Platform-specific Flows Reduce Re-spins

The focus thus far has obviously been on pulling defect discovery into earlier stages of the design cycle. However, the fast-paced nature of the electronics business implies that requirements inevitably change late in the design cycle. To help reduce the impact of these late-coming specification changes when designing any platform FPGA, designers should make use of advanced incremental design and ECO flows. These flows attempt to limit the scope and impact of a specification change as much as possible, minimizing the number of manipulated variables and thus increasing the likelihood for a successful, convergent last-minute design change.

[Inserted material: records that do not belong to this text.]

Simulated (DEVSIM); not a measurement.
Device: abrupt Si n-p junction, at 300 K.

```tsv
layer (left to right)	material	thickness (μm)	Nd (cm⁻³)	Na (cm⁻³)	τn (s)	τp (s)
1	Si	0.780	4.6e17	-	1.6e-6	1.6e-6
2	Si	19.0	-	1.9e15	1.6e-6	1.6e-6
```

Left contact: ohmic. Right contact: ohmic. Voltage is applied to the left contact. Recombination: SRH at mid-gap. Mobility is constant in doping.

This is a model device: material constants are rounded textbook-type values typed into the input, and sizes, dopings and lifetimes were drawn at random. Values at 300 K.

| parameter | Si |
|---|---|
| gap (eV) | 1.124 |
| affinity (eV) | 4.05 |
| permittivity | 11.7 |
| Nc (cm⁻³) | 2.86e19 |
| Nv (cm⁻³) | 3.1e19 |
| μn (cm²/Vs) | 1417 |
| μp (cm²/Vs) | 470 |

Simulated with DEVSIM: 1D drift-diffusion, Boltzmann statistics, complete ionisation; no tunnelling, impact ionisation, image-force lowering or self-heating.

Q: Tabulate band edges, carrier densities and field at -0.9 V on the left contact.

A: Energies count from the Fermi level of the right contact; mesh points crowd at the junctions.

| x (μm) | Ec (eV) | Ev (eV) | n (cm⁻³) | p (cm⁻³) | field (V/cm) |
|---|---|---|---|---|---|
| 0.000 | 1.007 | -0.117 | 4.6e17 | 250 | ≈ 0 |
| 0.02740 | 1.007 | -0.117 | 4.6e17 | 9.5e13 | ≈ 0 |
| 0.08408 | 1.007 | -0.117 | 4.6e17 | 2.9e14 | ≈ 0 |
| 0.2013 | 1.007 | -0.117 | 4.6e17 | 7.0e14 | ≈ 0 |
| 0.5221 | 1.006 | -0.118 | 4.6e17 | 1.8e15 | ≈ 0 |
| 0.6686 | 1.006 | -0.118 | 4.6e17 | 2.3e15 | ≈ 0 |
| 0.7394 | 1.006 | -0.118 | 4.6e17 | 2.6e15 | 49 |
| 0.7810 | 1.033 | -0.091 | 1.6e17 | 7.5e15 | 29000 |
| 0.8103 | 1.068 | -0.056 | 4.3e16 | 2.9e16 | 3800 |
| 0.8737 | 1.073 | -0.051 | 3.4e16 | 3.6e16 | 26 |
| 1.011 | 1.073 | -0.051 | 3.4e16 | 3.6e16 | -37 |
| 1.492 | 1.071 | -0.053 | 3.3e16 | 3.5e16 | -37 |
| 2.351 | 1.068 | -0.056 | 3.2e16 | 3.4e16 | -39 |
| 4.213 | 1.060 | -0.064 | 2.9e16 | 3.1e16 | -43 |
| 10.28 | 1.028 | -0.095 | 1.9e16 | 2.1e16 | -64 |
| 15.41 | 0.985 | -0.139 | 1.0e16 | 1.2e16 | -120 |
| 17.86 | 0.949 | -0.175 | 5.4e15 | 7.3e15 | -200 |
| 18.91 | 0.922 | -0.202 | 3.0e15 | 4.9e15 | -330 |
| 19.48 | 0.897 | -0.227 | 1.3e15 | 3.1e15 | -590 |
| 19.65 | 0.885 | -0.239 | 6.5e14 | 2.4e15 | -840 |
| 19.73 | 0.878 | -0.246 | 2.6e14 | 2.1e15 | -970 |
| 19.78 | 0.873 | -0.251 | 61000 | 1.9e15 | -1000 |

Having a solid, consistent, vendor-independent basic design and verification flow is crucial for any FPGA design. But just as a designer implicitly chooses the best programmable silicon architecture for a given application, platform FPGA design also mandates the use of tools that are best suited for a given platform application. For example:

DSP platforms need tools that enable algorithmic design at a significantly higher level of abstraction than RTL. These tools use C/C++ as input and generate bit-accurate RTL based on user-provided constraints. Since these tools unite the system and hardware design domains, designers from both domains realize benefits. Designing at a high level of abstraction allows “what-if” exploration of several platform FPGA device architectures, while exploring optimal implementation architectures for each without RTL coding. In addition, performance analysis can be performed on each implementation for earlier discovery of throughput issues. An effective DSP platform-specific flow thus enables faster, error-free RTL creation.

High performance, high density platforms need tools that enable advanced physically aware synthesis. In FPGAs, the reconfigurable interconnect dominates the timing budget and is architecture-dependent. Predetermined architectures make it impossible to rely on floorplanning to reduce wire length. The ideal solution is to manipulate the design using physically aware synthesis–integrated with logic synthesis–to converge on timing. After specific modules are optimized using physical synthesis, a huge productivity advantage can be gained if each FPGA developer on the team is able to reuse the optimized blocks on subsequent platform designs.

Connectivity platforms need concurrent I/O design solutions for both PCB and FPGA design, and signal integrity tools for high-speed analysis and debug. Tightly coupling PCB design tools to synchronize with the FPGA design creation process brings about earlier discovery of pin assignment issues. Signal integrity tools help to more quickly uncover issues with high-speed clock or data transmission lines on the PCB before signing off on the PCB layout. Leveraging a connectivity platform-specific flow helps reduce costs not only from FPGA re-spins but from PCB re-spins too. High-speed transceivers pose an additional problem: within the platform FPGA fabric, can the chosen micro-architecture for the parallel transceiver interfaces keep up with the throughput of the transceiver? As in the other throughput issues discussed earlier, performance analysis can be used here for earlier defect discovery.

Embedded CPU platforms need a methodology that allows incremental design and debug while the FPGA, PCB and embedded software are all under development. Adopting an incremental design approach can allow better design re-use from reference board to first article PCB, while allowing software teams to start debugging well before FPGA contents are finalized. Having better up-front visibility into possible defects in hardware/software interaction can substantially reduce costs of a potential FPGA re-spin, especially if the defect discovered was the result of a fundamental flaw in how the system functionality was partitioned into hardware versus software.

Conclusion

Re-spins are no longer free, especially in the platform FPGA world. The roles of design creation, synthesis and verification are converging to bring defect discovery earlier in the design cycle. A successful designer must use a combination of advanced automated flows coupled with interactive design analysis to solve the new challenges presented by platform FPGAs. Finally, it is important to enhance existing design environments with tools and flows that can flexibly target the FPGA technology best suited for a given platform design.